Implementation:Sgl project Sglang CPU Flash Attention
| Knowledge Sources | |
|---|---|
| Domains | Attention, CPU Compute |
| Last Updated | 2026-02-10 00:00 GMT |
Overview
Implements a CPU-optimized FlashAttention kernel for standard (non-paged) multi-head attention, supporting both causal and non-causal modes with grouped query attention (GQA).
Description
flash_attn.cpp provides a standalone FlashAttention implementation for CPU that operates on contiguous Q, K, V tensors without requiring a paged KV cache system. This distinguishes it from decode.cpp and extend.cpp, which are designed for paged attention.
The flash_attn_kernel_impl template function is parameterized by BLOCK_M and BLOCK_N tile sizes and implements the online softmax FlashAttention algorithm. The kernel parallelizes across [batches, num_heads, MB] using a custom parallel_for function with balance211 partitioning.
Each thread allocates scratch buffers from a pre-allocated buffer pool:
- s_i (float): Attention score tile of shape [BLOCK_M, BLOCK_N]

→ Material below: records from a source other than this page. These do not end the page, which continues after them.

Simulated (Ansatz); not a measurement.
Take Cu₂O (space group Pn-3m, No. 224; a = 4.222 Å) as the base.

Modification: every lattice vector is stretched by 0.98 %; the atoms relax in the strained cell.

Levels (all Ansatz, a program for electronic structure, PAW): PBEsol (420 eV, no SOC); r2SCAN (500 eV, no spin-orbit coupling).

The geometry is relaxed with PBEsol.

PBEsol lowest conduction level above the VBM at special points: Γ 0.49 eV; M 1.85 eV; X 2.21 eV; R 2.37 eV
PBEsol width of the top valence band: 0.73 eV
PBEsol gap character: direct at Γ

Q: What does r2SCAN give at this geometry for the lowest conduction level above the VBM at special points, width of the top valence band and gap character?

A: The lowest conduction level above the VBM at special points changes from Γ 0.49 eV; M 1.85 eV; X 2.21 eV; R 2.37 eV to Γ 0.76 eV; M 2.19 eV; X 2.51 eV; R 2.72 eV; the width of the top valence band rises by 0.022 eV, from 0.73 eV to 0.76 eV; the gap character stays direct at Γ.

- s_delta (scalar_t): Converted scores for GEMM input, aliased with s_i
- v_prime (float): Accumulated output values of shape [BLOCK_M, head_size_v]
- Btmp (scalar_t): Packed key/value tiles of shape [BLOCK_N, max(head_size, head_size_v)]
The kernel supports different head sizes for keys (head_size) and values (head_size_v) to handle architectures like MLA (Multi-head Latent Attention). Grouped query attention is supported by computing the num_groups = num_heads / num_heads_kv ratio.
Licensed under BSD-3-Clause with copyright from both Codeplay Software and Intel Corporation.
Usage
Use this kernel for standard attention computation where Q, K, V are contiguous tensors (not in a paged cache). This is appropriate for training attention layers, benchmarking, or serving scenarios where paged attention is not needed.
Code Reference
Source Location
- Repository: Sgl_project_Sglang
- File: sgl-kernel/csrc/cpu/flash_attn.cpp
- Lines: 1-544
Signature
template <typename scalar_t, int BLOCK_M, int BLOCK_N>
void flash_attn_kernel_impl(
scalar_t* __restrict__ out,
const scalar_t* __restrict__ q,
const scalar_t* __restrict__ k,
const scalar_t* __restrict__ v,
void* __restrict__ buffer,
int seqlen_q,
int seqlen_k,
int batches,
int num_heads,
int num_heads_kv,
int head_size,
int head_size_v,
int q_strideM, int q_strideH,
int k_strideN, int k_strideH,
int v_strideN, int v_strideH,
float sm_scale,
int buffer_size_per_thread,
bool causal);
Import
#include "flash_attn.h"
#include "common.h"
#include "gemm.h"
I/O Contract
Inputs
| Name | Type | Required | Description |
|---|---|---|---|
| q | scalar_t* | Yes | Query tensor, shape [batches * seqlen_q, num_heads, head_size] |
| k | scalar_t* | Yes | Key tensor, shape [batches * seqlen_k, num_heads_kv, head_size] |
| v | scalar_t* | Yes | Value tensor, shape [batches * seqlen_k, num_heads_kv, head_size_v] |
| buffer | void* | Yes | Pre-allocated scratch buffer for per-thread working memory |
| seqlen_q | int | Yes | Query sequence length |
| seqlen_k | int | Yes | Key/value sequence length |
| batches | int | Yes | Number of batch items |
| num_heads | int | Yes | Number of query attention heads |
| num_heads_kv | int | Yes | Number of key/value attention heads (for GQA) |
| head_size | int | Yes | Key head dimension |
| head_size_v | int | Yes | Value head dimension (may differ from head_size) |
| sm_scale | float | Yes | Softmax scale factor (typically 1/sqrt(head_size)) |
| causal | bool | Yes | Whether to apply causal masking |
Outputs
| Name | Type | Description |
|---|---|---|
| out | scalar_t* | Attention output, shape [batches * seqlen_q, num_heads, head_size_v] |
Usage Examples
Standard Flash Attention Call
flash_attn_kernel_impl<at::BFloat16, /*BLOCK_M=*/64, /*BLOCK_N=*/256>(
output_ptr, query_ptr, key_ptr, value_ptr,
scratch_buffer,
seqlen_q, seqlen_k,
batches, num_heads, num_heads_kv,
head_size, head_size_v,
q_strideM, q_strideH,
k_strideN, k_strideH,
v_strideN, v_strideH,
/*sm_scale=*/1.0f / sqrtf(head_size),
buffer_size_per_thread,
/*causal=*/true);